Before I understood how BAGS worked, I assumed greyhound racing happened in the evenings and that was it. Then I walked into a betting shop in Brighton at half past one on a Wednesday and there was Hove, live, on the screen. That was my introduction to the Bookmakers Afternoon Greyhound Service — and to the economic reality that afternoon racing exists because bookmakers need content when the horses aren’t running.

BAGS — the Bookmakers Afternoon Greyhound Service — is a contracted arrangement between greyhound stadiums and the betting industry. Licensed tracks agree to stage afternoon race meetings that are broadcast via SIS into betting shops and online platforms during hours when flat and jump horse racing isn’t scheduled. The arrangement provides the bookmakers with a live betting product for their afternoon trade, and it provides the tracks with a guaranteed revenue stream that supplements evening-card takings. The service generates more than 25,000 races annually across the UK, making it the largest single source of live greyhound racing content in the country.

Hove’s BAGS slots in the weekly schedule

Hove contributes three slots per week to the BAGS network: Wednesday afternoon, Friday morning and the BAGS-funded races on the Sunday afternoon card. That makes the stadium a significant BAGS venue — three of the five weekly meetings at Hove are wholly or partly driven by the afternoon service, which means BAGS is the foundation of more than half the racing that happens at Brighton & Hove Stadium every week.

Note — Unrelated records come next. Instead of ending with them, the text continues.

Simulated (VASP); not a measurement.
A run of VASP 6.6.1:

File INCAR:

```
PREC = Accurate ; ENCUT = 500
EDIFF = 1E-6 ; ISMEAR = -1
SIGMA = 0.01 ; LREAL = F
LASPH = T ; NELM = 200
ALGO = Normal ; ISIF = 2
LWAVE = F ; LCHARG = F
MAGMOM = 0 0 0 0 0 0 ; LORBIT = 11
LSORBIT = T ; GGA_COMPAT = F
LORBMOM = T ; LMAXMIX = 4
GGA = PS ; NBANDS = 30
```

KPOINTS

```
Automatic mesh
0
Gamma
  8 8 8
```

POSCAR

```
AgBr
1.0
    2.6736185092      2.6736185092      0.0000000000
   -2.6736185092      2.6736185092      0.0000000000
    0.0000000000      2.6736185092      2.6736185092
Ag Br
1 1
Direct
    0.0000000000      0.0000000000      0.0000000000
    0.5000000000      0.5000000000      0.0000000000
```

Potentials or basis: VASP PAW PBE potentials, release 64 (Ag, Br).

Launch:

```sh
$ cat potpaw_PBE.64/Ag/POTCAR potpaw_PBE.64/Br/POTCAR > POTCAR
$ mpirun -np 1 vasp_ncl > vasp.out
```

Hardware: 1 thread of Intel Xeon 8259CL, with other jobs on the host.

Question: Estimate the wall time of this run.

Each slot has a profile. Wednesday afternoon runs through the standard afternoon window, with first race off around midday and the last race finishing by mid-afternoon. Friday morning starts earlier, catching the pre-horse-racing window when betting-shop foot traffic is beginning but no competing live product is available. Sunday’s BAGS component sits within a broader card that also includes non-BAGS races graded at a higher level, giving the Sunday meeting a split personality — BAGS-funded lower-grade races interleaved with open-graded races that can stretch to A1 or A2.

Hove holds five race meetings per week, and the three BAGS slots account for around 60% of the races staged at the stadium over the course of a typical week. That proportion matters for form analysis because it means the majority of the form data available for any Hove dog has been generated under BAGS conditions — afternoon, lower-grade, thinner market — rather than under the Saturday-evening spotlight. Read a Hove form line without knowing which meeting it came from, and you’re misreading it.

Grade mix on BAGS cards

A Hove BAGS card looks different from a Saturday evening card. The grade mix runs from A3 or A4 at the top down to A8 and A9 at the bottom, with the median race sitting around A5 or A6. You won’t see an A1 race on a Wednesday afternoon BAGS card at Hove — not because A1 dogs don’t exist at the track, but because trainers save their top-graded runners for the Thursday and Saturday evening meetings where the competition is stronger and the market is deeper.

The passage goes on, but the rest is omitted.